Clone this wiki locally
Welcome to the goose wiki!
Try it out online! http://jimplush.com/blog/goose
You can follow the latest developments from my twitter account: jimplush http://twitter.com/#!/jimplush
Links of importance
- Sites currently Unit Tested with Goose
- Configuration - Configuration options for Goose - how to set your own paths / options
Projects actively using the Goose library
Using Goose from the command line
You can now use goose from the command line to batch process extractions or just do a quick one for test purposes.
Download the goose source
cd into the goose directory
MAVEN_OPTS="-Xms256m -Xmx2000m" mvn exec:java -Dexec.mainClass=com.gravity.goose.TalkToMeGoose -Dexec.args="http://techcrunch.com/2011/05/13/native-apps-or-web-apps-particle-code-wants-you-to-do-both/" -e -q > ~/Desktop/gooseresult.txt
That will put the results of the extraction into the gooseresult.txt file on your desktop.
Project Goose is an article extractor written in Scala using Maven for the dependencies. It's an open source project born from Gravity Labs http://gravity.com, Its goal is to take a webpage, perform calculations and extract the main text of the article as well as make recommendations on what image might be the most relevant image on the page. Goose aims to create an easy to use, scalable extractor that can plug into any application that needs to extract structure from unstructured web pages. Goose was born for a project we needed that would take any article page, extract out the pure text of the content and pick what we thought was the most important image from that page. It's geared more for NLP type processing where you just care about the raw text of the article but I did code it up so we can add new OutputFormatter classes that override that behavior and give you more of a Flipboard type extraction where the content is all inline. Goose has performed tens of millions of extractions and we wanted to give back what we found out regarding extractions.
Project goose was in fact named after the Top Gun character call sign "goose". We were on a major Top Gun kick one week and that's what happens, projects get weird names. It is based on Arc90's readability code but has definitely moved away from their initial implementation and added image extraction. To see how it works check out some of the unit tests: https://github.com/jiminoc/goose/blob/master/src/test/scala/com/gravity/goose/GoldSitesTestIT.scala
No article extractor will ever be 100% on every single site, so when you come across articles Goose did not properly extract, please log an issue and I'll get it looked at.
- Scala (min 2.8)
- ImageMagick (for image extraction)
- ON OSX: sudo port install ImageMagick
- ON UBUNTU: sudo apt-get install imagemagick
Here is what it would look like to use goose from Java
String url = "http://www.cnn.com/2010/POLITICS/08/13/democrats.social.security/index.html"; Goose goose = new Goose(new Configuration()); Article article = goose.extractContent(url); System.out.println(article.cleanedArticleText());
And from Scala
val goose = new Goose(new Configuration) val article = goose.extractContent(url, rawHTML) article println(article.cleanedArticleText)

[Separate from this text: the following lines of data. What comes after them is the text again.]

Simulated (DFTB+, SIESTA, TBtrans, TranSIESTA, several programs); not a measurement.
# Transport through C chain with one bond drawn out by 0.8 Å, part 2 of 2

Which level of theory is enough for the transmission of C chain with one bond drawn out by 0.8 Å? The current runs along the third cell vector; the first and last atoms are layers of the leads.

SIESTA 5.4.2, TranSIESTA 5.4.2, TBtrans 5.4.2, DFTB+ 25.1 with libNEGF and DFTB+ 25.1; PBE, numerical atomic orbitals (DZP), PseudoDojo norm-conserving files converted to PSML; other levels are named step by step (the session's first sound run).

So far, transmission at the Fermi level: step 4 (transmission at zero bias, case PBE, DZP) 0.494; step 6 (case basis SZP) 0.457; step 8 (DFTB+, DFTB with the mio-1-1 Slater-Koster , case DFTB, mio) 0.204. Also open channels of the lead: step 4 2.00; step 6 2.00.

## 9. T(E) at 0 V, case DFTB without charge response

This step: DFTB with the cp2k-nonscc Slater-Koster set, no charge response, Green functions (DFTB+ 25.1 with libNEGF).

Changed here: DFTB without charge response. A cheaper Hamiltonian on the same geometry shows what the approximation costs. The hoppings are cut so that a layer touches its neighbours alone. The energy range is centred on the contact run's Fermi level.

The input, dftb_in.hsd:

You'll receive back an Article object that has features from the article. To see all the features currently extracted you can look at: https://github.com/jiminoc/goose/blob/master/src/main/scala/com/gravity/goose/Article.scala
- Continue to add unit tests for Gold List Sites
- Show code examples of overriding the Configuration object
- Explain the Configuration Object
- Add an online app that given a URL will show you the extracted text and image (DONE)
- Add additional output formatters
- Add ability for users to define custom ids and classes for known sites to help with extraction (by domain?)
- Be able to follow multiple pages of articles
Goose goes through 3 phases during execution
- Document cleaning
- Content / Image extraction
- Document cleanup
When you pass a URL to goose the first things we'll start to do is cleanup the document to make it easier to parse. We'll go through and remove comments, common social network sharing divs, convert em and other tags to text nodes, try to convert divs used as text nodes to paragraphs as well as general doc cleanup.
Content / Images Extraction
When dealing with random article links you're bound to come across the craziest of HTML files. Some sites even like to include 2 HTML files per site. We use a scoring system based on clustering of English stop words and other factors that you can find in the code. We also do descending scoring so as the nodes move down the lower their scores become. The goal is to find the strongest grouping of text nodes inside a parent container and assume that's your group of content as long as it's high enough up on the page.
Image extraction is the one that took the longest. Trying to find the most important image on a page proved to be challenging and required to download all the images to manually inspect them using ImageMagick. Java's Image functions were just too unreliable and inaccurate. ImageMagick is well documented, tested and is fast and accurate. Images are focused from the top node that we find the content in then we do a recursive run outwards trying to find good images that aren't ads or banners or author logos.
Once we have the top node where we think the content is we'll want to format the content of that node for our application. For example for NLP type applications my output formatter will just suck all the text and ignore everything else, other extractors will be built to offer a more flipboardy type experience.